15

Say I have two functions:

f(x) = x^2
g(x) = x + 2

Their composition is the function

h(x) = f(g(x))

Is there an operator for function composition in Julia? For example, if * was an operator for function composition (which it isn't), we could write:

h = f * g

P.S. I know I can define it if I want to,

*(f::Function, g::Function) = x -> f(g(x))

Just asking if there is an operator form already in Julia.

3
  • 3
    Perhaps using the operator (enter using \circ TAB at REPL) will serve for a better math-y look.
    – Dan Getz
    Mar 30, 2016 at 16:17
  • 1
    @DanGetz Agree, but that is also undefined by default.
    – a06e
    Mar 30, 2016 at 16:22
  • 3
    The route for getting to default would likely be: Define in your code -> In a package -> In a popular package -> In Base.
    – Dan Getz
    Mar 30, 2016 at 16:29

2 Answers 2

17

It is currently an open issue to create such operator, but as now you can keep to the syntax:

julia> h(x) = f(g(x))

or a bit more clearer (for more complex functions):

julia> h(x) = x |> g |> f

It seems as for now you would need to keep the x for making it a composite function.
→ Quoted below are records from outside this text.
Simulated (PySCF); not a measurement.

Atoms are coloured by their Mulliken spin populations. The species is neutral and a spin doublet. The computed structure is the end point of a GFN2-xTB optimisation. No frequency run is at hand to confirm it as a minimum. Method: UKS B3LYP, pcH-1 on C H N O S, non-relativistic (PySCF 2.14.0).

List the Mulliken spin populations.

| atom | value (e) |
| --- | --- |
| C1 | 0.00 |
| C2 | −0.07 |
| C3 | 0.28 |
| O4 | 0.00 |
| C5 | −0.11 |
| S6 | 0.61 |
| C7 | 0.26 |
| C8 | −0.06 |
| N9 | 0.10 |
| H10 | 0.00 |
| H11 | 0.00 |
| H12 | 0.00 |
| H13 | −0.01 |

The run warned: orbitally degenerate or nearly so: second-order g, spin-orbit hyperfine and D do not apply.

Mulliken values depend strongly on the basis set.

Another option, is to create your own operator (as you suggest):

julia> ∘(f::Function, g::Function) = x->f(g(x))
julia> h = f ∘ g

This works perfectly fine, however, it introduces a lambda function, and I cannot think a way of performing such operation without lambdas.

NOTE: ∘ operator can be written as \circ as @DanGetz suggested.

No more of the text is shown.